We say that a homomorphism $f\colon G\to K$ "factors through" another homomorphism if one can write $f$ as a composition using that homomorphism.
For example, if $f\colon G\to K$ "factors through" $\pi\colon G\to H$, that means that there exists a homomorphism $u\colon H\to K$ such that $f = u\circ\pi$. The reason we call it "factors through" is that if you write composition of functions by simple juxtaposition, you get $f=u\pi$, which suggests that $\pi$ "divides" $f$, or that you can "factor" $f$ into a "product" in which one of the factors is $\pi$.
What the question is asking you to do is show that if $\phi\colon G\to A$ is a homomorphism from $G$ into an abelian group, then the homomorphism $\phi'\colon G/G' \to A/A'$ that is induced by $\phi$ (which is given by the formula $\phi'(gG')=\phi(g)A'$) satisfies $\phi(x) = \phi'(\pi(x))$ for all $x\in G$ (that is, that the function $\phi$ is the same as the function $\phi'\circ\pi$).
(I am assuming you have already shown that if $f\colon G\to K$ is a group homomorphism, then $f'\colon G/G'\to K/K'$ given by $f'(gG') = f(g)K'$ is a well-defined group homomorphism; if you haven't, then you need to do it!)
You got started correctly: technically, $\phi'\circ\pi$ cannot equal $\phi$, because the codomain of $\phi$ is $A$, while the codomain of $\phi'\circ\pi$ is $A/A'$. So your first step, showing that $A'$ is trivial, was great. That means that $A/A'$ is "really" (canonically) the same thing as $A$, so that you can consider $\phi'$ as being a map $\phi'\colon G/G'\to A$; thus, $\phi'$ "can be thought of" as given by $\phi'(gG') = \phi(g)$. So then you just need to verify the two functions, $\phi$ and $\phi'\circ\pi$, are equal.

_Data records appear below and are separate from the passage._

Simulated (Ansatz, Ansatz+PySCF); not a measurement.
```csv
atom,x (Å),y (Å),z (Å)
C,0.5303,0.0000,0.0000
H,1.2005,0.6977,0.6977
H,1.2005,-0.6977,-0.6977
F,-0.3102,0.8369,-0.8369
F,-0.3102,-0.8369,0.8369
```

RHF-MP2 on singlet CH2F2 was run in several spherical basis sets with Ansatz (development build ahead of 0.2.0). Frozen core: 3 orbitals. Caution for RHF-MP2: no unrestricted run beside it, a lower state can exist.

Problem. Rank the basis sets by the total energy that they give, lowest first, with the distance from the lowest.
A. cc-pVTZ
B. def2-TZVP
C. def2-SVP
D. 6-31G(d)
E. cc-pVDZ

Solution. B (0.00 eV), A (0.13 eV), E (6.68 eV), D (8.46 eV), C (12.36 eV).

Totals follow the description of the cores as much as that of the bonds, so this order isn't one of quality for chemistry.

The fact that every element of $G'$ maps to the trivial element of $A$ is important to show that $\phi'$ is well-defined, but if you already know that it is well-defined, then you don't need it.
Remember that the larger $N\lhd G$ is $G$ is, the smaller $G/N$ will be. Now suppose $N\lhd G$ and $G/N$ is abelian. This means that $abN=baN$ for any $a,b\in G$. This translates in $a^{-1}b^{-1}abN=N$. This means $N$ contains all commutators, and hence contains $[G,G]$. Thus, whenever $N$ is normal and the quotient $G/N$ is abelian $[G,G]\leq N$. Thus $G/[G,G]$ is as big as $G/N$ gets whenever $N$ is normal and $G/N$ is abelian.
Best Answer
If $f : G \to H$ is a homomorphism to an abelian group, then $f(ab) = f(a) f(b) = f(b) f(a) = f(ba)$, hence $[a, b] \in \ker f$, hence $[G, G] \subseteq \ker f$. Is the rest clear from here?